This post originally appeared on Medium.
Starting a new job always comes with a mixture of feelings. On one hand, you’re excited! You nailed that interview process, accepted a good offer, and you’re looking forward to whatever the new company and title will bring. On the other, you’re the new kid! You’ve only met your new manager and a handful of your future team members throughout the interview process. You told them what you can do and now you have to show and prove. All of this can drum up tons of internal questions. Will you really knock those projects out of the park? Will the team get your jokes? Will your new coworkers really like you? Will you like them?
With companies building remote teams, this angst can be magnified if you’re starting your job while working from home. No office to go into can mean no first day lunch to get to know your new team. No coworkers sitting close by to ask simple questions, and fewer opportunities to strike up casual conversations and build relationships. If your interview process was fully virtual — just phone and video interviews — that can just drive up the first day jitters even more.

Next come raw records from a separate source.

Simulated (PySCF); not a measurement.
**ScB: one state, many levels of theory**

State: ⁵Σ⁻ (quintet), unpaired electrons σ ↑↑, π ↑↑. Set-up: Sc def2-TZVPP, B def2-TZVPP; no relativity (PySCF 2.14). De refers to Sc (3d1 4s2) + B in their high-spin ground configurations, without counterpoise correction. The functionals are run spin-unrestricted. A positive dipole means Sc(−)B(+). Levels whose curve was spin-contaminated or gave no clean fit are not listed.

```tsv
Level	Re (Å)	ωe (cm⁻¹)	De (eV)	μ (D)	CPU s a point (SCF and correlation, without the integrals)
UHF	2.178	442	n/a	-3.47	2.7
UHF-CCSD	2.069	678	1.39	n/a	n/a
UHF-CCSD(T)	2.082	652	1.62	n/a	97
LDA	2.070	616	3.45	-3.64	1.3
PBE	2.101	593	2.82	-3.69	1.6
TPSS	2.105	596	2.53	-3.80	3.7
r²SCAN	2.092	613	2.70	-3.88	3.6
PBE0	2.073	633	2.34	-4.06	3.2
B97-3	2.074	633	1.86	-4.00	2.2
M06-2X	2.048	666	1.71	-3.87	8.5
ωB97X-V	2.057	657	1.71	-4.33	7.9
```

While fully remote work may be new to a lot of companies, many startups have long worked this way. We’ve both remotely onboarded new members of Team VFA and coached our Fellows through a similar process. Starting a new job remotely can pose its own unique challenges but it can still be done successfully. Follow these tips to make sure you start the new job on the right foot, even if you’re not stepping foot in an office.
Ask about your onboarding.
You went through all the interviews, you impressed the team, and you got the offer. But once you accept, immediately turn your thoughts to how you can be successful in the role. After you’ve agreed upon your start date, ask your new manager or team about what you should expect from your onboarding. This will give you a better sense how your new team is thinking about bringing you into the fold.
If you get the sense that there is no planned or structured onboarding, give some thought to it yourself. Ask your new manager if you can set up intro meetings with the key teams and people you’ll be working with.
Double up on status meetings.
Startups move quickly and often your manager will have a full workload of projects of their own. In fact, it may have been that heavy workload that convinced the team that they needed to hire someone new in the first place. Every additional employee is a pretty big added expense for a growing company so startups don’t typically hire unless they really need the help.
All of this means that your manager may not have the bandwidth to spend a ton of time with you. We typically advise new hires to schedule at least a weekly standing meeting with their direct manager to discuss the status of their current projects, feedback on their work, and any other topics that may arise. If you and your manager won’t be sitting in the same office, or even the same state, you’ll need more regular touchpoints at the outset to make sure that you’re on the right path.
Right when you start, set up at least two weekly meetings to go over your work with your manager. You may even want to have a short daily check-in to make sure you’re on the right path with your work. It may sound like a lot, but when we say short, we mean no more than 15 minutes. This kind of regular touchpoint will help you and your manager build rapport and will make sure that you’re delivering the kind of work that is expected.
Be proactive about relationship building.
One thing that’s lost when working fully remotely are organic opportunities to get to know the other members of your team. There’s no office pantry or water cooler where you can chat about your latest binge-worthy TV obsession. You can’t tag along with coworkers going out to grab lunch from the local deli.
However, you can be proactive about recreating these kinds of opportunities, albeit virtually. Depending on the size of the company, set a goal to virtually meet as many of your coworkers as you can during your first few months. Send a calendar invite for a virtual coffee with the only goal of getting to know the people you’ll be working with better. If you’re joining a team of less than 50 people, you should aim to connect with each of them within your first 90 days. Don’t worry if you can’t get time on every person’s calendar, but the fact that you tried will serve you well in the future by showing that you made the effort to connect despite the physical distance between you.
Show some personality.
In the early days at a new company, you definitely want to make sure that you are projecting an impression of yourself as a competent, diligent professional. You also want to make sure that your new team gets a chance to know the real you too. Don’t be afraid to let your personality shine through in your interactions, even if they’re only digital.
If your team has Slack channels that aren’t work related, chime in. Tell them about the great new series you found on streaming or the YouTube channel you can’t get enough of. Leading a meeting? Feel free to start with a quick ice breaker to help you get to know your new team better and for them to get to know you.
No matter what the circumstance, starting a new job can feel daunting. Remember, if you got the job in the first place, it’s because your new team believed you were qualified and could be successful. Even if you’re starting your job remotely, find comfort and encouragement in realizing that you’re exactly where you need to be.